Friday 28 September 2012

A Review of JUDAS PIG by Horace Silver

I don’t think I have ever read a book which contains such a constant, rising flood of expletive-laden anger. Its ‘f’ words and its ‘c’ words are embedded in almost every snatch of dialogue and in pretty well every line of gangster Billy Abrahams’ narrative. Your granny won’t like it, I’m certain of that. And it’s not just the language she’ll reject. Where, she’ll ask, is the remotest sign of decency in the people on show here?

There is scarcely a redeeming feature in any of the characters in this ultra-violent tale of London’s East End mob. There is no-one for whom you’re going to feel any warmth: scarcely anyone for whom you’ll feel the slightest grain of sympathy.

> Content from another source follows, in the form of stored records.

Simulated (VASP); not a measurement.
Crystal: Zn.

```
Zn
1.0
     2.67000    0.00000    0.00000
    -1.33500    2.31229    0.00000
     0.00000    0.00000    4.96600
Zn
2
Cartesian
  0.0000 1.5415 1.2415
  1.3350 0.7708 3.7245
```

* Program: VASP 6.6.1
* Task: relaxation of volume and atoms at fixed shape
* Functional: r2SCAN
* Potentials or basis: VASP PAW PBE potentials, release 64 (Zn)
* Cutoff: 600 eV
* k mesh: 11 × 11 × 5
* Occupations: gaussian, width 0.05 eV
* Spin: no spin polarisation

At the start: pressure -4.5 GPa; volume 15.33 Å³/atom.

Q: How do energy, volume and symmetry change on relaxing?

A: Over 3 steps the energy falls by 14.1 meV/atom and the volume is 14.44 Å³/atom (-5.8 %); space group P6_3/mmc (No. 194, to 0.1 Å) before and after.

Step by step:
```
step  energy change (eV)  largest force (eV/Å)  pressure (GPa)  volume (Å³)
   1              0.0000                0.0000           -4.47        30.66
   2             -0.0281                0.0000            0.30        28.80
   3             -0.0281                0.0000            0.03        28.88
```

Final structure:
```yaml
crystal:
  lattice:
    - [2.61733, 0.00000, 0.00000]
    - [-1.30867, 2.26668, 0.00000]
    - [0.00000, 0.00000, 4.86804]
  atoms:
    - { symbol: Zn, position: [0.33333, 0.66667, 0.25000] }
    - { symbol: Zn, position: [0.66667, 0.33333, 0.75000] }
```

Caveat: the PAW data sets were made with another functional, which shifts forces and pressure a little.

This is a grim story peopled with cruel, vicious, unfeeling men and women. They drink to excess, they sniff up ‘lines’ to excess, they kill to excess. And only Billy, brighter than the others, with sharper insight, fleetingly wonders where it’s all leading but even he can shuffle off his doubts if the money is right.

So where are the gangsters with hearts of gold? Where are the guys on the wrong side of the law with some faint memory of loyalty and friendship. Where are the loveable hard men? Don’t look for them here. Not in Judas Pig.

Is this then what they are really like, the lawbreakers?  Well, Horace Silver, the author, was for many years a senior member of a major London firm. So he ought to know. Now he’s given up the gun, the knife, the baseball bat, for the life of a writer. But his portrayal of gangsterdom is light years away from the cosy images of real criminals which we have been offered so generously in recent years. And I fear that this is what many of our gangsters really must be like. But they give to charity, don’t they?  And aren’t they loved in the East End? Yes, on both counts, Billy Abrahams tells us. And that’s because those who adore these low-life hard men are suckers just like the rest of us poor nine-to-five punters. They wouldn’t feel the same if they hadn’t been led to believe the creepy, romantic Robin Hood version of duplicitous lives steeped in squalid, venomous dealings. 

Grim reading, expressed with a crude power, at times poetic almost, yet always down among the dregs, and probably nearer the truth than most of the fact or fiction gangsters we’ve been regaled with over the years.

I loved it.

Tuesday 11 September 2012

Review of The Great Gatsby by F Scott Fitzgerald

It must be my age. I keep coming back to books I read so long ago. This time I’ve had another go The Great Gatsby. Such a time since I looked at it that I could recall only one incident and there are in fact, as far as I can see, only two dramatic incidents in the whole book. I find that I’m still rather lukewarm about the characters. I recognise that Fitzgerald was portraying a kind of frenetic world-weariness and that so many of his players are quite deliberately portrayed as frivolous and shallow. Even so, could he not have made them live a shade more convincingly?

Gatsby himself ought to stand out as a tragic figure, a great lost romantic hero, a man of significantly mysterious background. But he’s not strongly enough etched for that kind of role. I wanted more Heathcliff in his personality, more dash. After all he’s linked to Wolfshiem, the man who fixed the World Series in 1919. You don’t think a gangster like Wolfshiem – in real life, Arnold Rothstein - was going to take on such a limp figure as one of his main men, do you? He is a major crime figure and so by implication is Gatsby.

As for the women I had feelings for only Daisy Buchanan and poor Myrtle Wilson, the latter no more than a bit player who is to have a powerful effect on how the story will ultimately turn out.

And that’s it. Or at least, that’s nearly it, for what raises the novel above the average is Fitzgerald’s wonderful capacity for summoning up atmosphere, the mood of place and the essence, the very feel of time, of bracing mornings, of heavy humid afternoons and the calm of evenings. His descriptions are really outstanding, not just Gatsby’s palace or the Buchanans’ ‘cheerful red and white Georgian Colonial mansion overlooking the bay’ but Nick Carraway’s ‘weatherbeaten cardboard bungalow’ in West Egg and Wilson’s down-at-heel garage. But best of all is Fitzgerald’s calling up of that desolate area of land, ‘a ‘valley of the ashes’, its ugly sense of being set in a kind of no-man’s-land between Gatsby’s Xanadu and New York where the book’s cataclysmic event will take place.

So did I enjoy it, this second reading, so many years from my first foray?

Frankly I did and that in spite of all my reservations.  That I should enjoy a book whose characters in the main failed to move me is odd.

It is odd, don’t you agree?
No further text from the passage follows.